15 April 2008

Costa Rica ReCap, Part 1

Our Costa Rica adventure began at 3:00 am on Sunday when we got up to head to the airport. Two uneventful flights, plus a nightmare trying to find a change house in the Bogota airport that would give us Colones (which we never did find), got us to San Jose in 6 pieces (2 suitcases, 2 backpacks, 2 persons). We successfully found a change place and were on our way to the rental car place with some duty-free wine and Costa Rican coffee liquor.

Step 2 of the adventure came when we tried to add me to the rental car agreement to share the driving responsibilities and I realized that I'd left my license in Medellin. Brilliant. I was already planning on doing the lion's share of the navigating (apparently Jenna can't navigate herself out of a paper bag), and this just certified I would be in charge of all of it. Which is actually pretty difficult given the state of the roads and towns in CR, and the crappy rental car company map I had. Needless to say, we did have to backtrack some. But we made it.

The first leg of our journey took us to Denny's for lunch. We were both super excited to have something so totally American...living in the backwoods of Colombia, we don't get anything like that. I had some "Moons Over My Hammy" and hashbrowns. It was awesome.
We then headed on our way to Arenal, which is the most active volcano in Costa Rica. The drive was very scenic, but took entirely too long and we ended up traveling at dusk, which wasn't the best for my driving friend. The little town at Arenal was fun--quaint and touristy. We stayed at a hostel (my first ever), which, if you forget about the PVC pipe sticking out of the wall that was the shower (at least there was hot water) and the terrible pillows, was a great place to stay. The staff were super friendly and helpful, there was cable, and the beds were comfortable.

Monday we spent around the town of La Fortuna, where we found a great little shop to get really good Costa Rican coffee. The shop was run by the owner of the coffee farm, and we had a chance to talk to him all about how they run the farm. Jenna and I both ended up sending 5 lbs of coffee home to our parents, and we bought 4 1/2 for ourselves here. We went a little overboard. Check out their website:http://www.godowntoearth.org/ That night we went on a night hike at a nature preserve, where we saw a three-toed sloth, some caymans, cool bugs, and frogs, including this little guy who was quite elusive.
Tuesday we got up early and headed out on the 'combination tour' touted as the best way to explore the area by the folks at our hostel. We started out at the Arenal Hanging Bridges, which is a trail through the rainforest that goes over something like 14 different bridges, some fixed and some suspension. We got to see a ton of really cool plants, to take in amazing scenery, and to watch some animals. We saw some spider monkeys playing in the trees, and we heard a ton of howler monkeys but were unable to see them. This is a picture from one of the last bridges we crossed, looking down at one of the earlier bridges.
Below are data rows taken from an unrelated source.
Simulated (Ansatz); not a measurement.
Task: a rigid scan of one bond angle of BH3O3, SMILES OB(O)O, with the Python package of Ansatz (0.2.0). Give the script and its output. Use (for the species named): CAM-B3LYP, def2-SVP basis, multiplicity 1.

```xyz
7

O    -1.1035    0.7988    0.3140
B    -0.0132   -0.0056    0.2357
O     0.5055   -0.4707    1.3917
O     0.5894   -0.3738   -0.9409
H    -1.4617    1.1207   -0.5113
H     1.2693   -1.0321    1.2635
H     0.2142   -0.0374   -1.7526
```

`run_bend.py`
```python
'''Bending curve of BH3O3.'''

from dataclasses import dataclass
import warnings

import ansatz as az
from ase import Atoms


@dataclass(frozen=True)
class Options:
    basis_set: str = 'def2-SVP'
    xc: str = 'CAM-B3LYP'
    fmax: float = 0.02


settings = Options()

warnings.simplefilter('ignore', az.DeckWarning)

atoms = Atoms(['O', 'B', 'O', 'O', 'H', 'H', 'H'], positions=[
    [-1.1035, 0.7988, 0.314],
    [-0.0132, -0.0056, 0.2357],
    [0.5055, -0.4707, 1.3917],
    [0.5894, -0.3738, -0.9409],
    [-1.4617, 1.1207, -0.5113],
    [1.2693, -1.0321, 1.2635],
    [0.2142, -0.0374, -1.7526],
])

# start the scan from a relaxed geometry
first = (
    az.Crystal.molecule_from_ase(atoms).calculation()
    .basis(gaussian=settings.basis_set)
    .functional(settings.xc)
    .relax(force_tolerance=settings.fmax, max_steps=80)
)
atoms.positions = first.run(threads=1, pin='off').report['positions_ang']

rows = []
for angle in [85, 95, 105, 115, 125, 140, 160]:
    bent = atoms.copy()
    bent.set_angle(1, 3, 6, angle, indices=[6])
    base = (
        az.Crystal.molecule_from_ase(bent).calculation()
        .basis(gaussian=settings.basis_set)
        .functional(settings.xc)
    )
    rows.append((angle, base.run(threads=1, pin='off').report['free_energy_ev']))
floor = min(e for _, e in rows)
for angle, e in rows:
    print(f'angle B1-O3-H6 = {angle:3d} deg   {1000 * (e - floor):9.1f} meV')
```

After the hanging bridges hike, we headed through La Fortuna to hike down to the La Fortuna waterfall. It was a pretty normal waterfall, but the day was really hot and the hike down included something like 800 steps, none of which was actually the same height as any other.
Jenna and me at the top of the falls:

G'Nome made the hike, too, although the trip up damn near killed him (and me)!

The next stop on our tour was to the west side of the volcano, where we hiked up to the most recent big lava field. Arenal is a volcano different from what we were expecting: it doesn't actually spew liquid lava. The pressure and heat build up and force huge boulders out the top that roll down the side of the mountain until they reach a stopping place. So in a catastrophic eruption, huge, on-fire boulders rain down on the land and leave behind craters. It was pretty cool to see the remains and to hear the stories of what happened. The white 'streaks' you can see at the top of the mountain are the trails of rocks that we watched come down.

Jenna and me at the lava flow (as they say), sporting our Keens-bought especially for this trip.
The tour ended with a trip to the Tabacon Hot Springs, a resort built around the river which exploits the natural hot springs of the river for monetary gain. Don't get me wrong; it was really nice to take a hot soak after our long day, but it was a little over the top. There were upwards of 10 different pools with different temperatures and features. And there were about a million people, too.